Why the optical gap is not identical to the charge gap? The optical gap is the photon energy required to create an exciton (in a solar cell for example). The charge gap (aka electrical gap) is the energy (voltage) required to create a photon (in an LED for example). Why are these two gaps not identical?
Ref:

Undoped (neutral) conjugated polymers are semiconductors, with optical
  gaps of ~ 2-3 eV and charge (or band) gaps typically ~ 0.5-1.0 eV
  higher in energy, reflecting the large exciton binding energies in
  polymers. (source: Barford, 2013)

(source)
See also: What is the basic difference between optical band gap and electrical band gap?
 A: The difference between the fundamental gap (following IUPAC definitions - and your diagram ) (this is what you refer to as your electronic gap in your question) exists because the optical gap corresponds to the energy of the lowest electronic transition accessible via absorption of a single photon. The optical gap is generally substantially lower than the fundamental gap. 
The reason for this is that that in the excited state the electron and the hole remain electrostatically bound to one another. This means the magnitude difference between the fundamental gap and the optical gap is related to the binding energy. 
The fundamental gap corresponds to the different energy caused due to the sharp bound between eigenvalues in the Schrodinger operator.
So in the diagram you have provided, the fundamental gap is labelled $E_{fund}$, the electron-hole pair binding energy $E_{B}$ is given by $E_{fund}-E_{opt}$. 
Non Technical Summary
The optical gap only lists an electron over the band gap and you must account for the electrostatic effects between your hole and the electron. 
The fundamental/electronic gap is the proper quantum energy difference between the energy levels.. 

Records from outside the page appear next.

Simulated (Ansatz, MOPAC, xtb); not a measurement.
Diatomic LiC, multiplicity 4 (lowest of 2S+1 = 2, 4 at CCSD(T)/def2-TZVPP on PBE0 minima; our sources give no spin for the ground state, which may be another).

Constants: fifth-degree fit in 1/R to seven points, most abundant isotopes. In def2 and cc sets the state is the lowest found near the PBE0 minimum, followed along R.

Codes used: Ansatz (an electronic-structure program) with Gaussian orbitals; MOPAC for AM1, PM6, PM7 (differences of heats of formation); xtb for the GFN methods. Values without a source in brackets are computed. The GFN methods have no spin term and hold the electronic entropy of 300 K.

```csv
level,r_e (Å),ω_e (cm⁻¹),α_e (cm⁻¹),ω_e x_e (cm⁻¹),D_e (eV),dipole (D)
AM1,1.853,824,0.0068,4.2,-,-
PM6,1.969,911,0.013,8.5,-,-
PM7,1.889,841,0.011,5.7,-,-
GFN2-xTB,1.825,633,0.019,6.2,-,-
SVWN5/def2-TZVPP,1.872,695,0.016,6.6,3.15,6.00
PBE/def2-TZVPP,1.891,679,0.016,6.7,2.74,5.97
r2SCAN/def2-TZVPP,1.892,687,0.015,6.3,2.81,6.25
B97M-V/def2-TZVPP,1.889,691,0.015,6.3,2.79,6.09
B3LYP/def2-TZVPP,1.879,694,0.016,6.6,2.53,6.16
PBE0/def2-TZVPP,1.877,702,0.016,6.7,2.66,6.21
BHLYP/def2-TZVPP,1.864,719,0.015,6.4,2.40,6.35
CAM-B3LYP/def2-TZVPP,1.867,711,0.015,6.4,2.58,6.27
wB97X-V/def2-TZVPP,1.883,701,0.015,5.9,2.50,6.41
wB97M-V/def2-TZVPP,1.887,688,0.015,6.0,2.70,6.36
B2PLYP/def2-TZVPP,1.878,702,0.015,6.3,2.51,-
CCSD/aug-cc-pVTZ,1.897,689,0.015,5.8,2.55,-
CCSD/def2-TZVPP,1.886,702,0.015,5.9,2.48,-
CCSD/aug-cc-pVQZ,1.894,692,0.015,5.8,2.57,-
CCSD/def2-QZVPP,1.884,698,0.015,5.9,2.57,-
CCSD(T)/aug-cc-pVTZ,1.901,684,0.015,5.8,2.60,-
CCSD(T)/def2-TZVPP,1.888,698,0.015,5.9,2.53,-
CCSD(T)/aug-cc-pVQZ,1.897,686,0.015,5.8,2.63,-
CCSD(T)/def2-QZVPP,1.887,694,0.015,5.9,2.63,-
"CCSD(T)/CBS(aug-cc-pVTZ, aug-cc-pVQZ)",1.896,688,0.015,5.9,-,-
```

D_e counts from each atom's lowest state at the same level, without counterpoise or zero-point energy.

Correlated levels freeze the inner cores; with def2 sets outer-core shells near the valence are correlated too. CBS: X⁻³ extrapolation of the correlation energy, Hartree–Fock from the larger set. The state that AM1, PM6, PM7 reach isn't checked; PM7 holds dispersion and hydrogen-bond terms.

A: The optical or vertical bandgap is the minimum separation between the valence and the conduction band at constant k-value, or electron momentum. The charge bandgap is the separation of the  conduction and valence states where these may have different k-values. The optical bandgap is always larger than the charge band gap. Exciton states have an energy somewhat smaller than the optical band gap. The difference is the binding energy, a fraction of the optical band gap.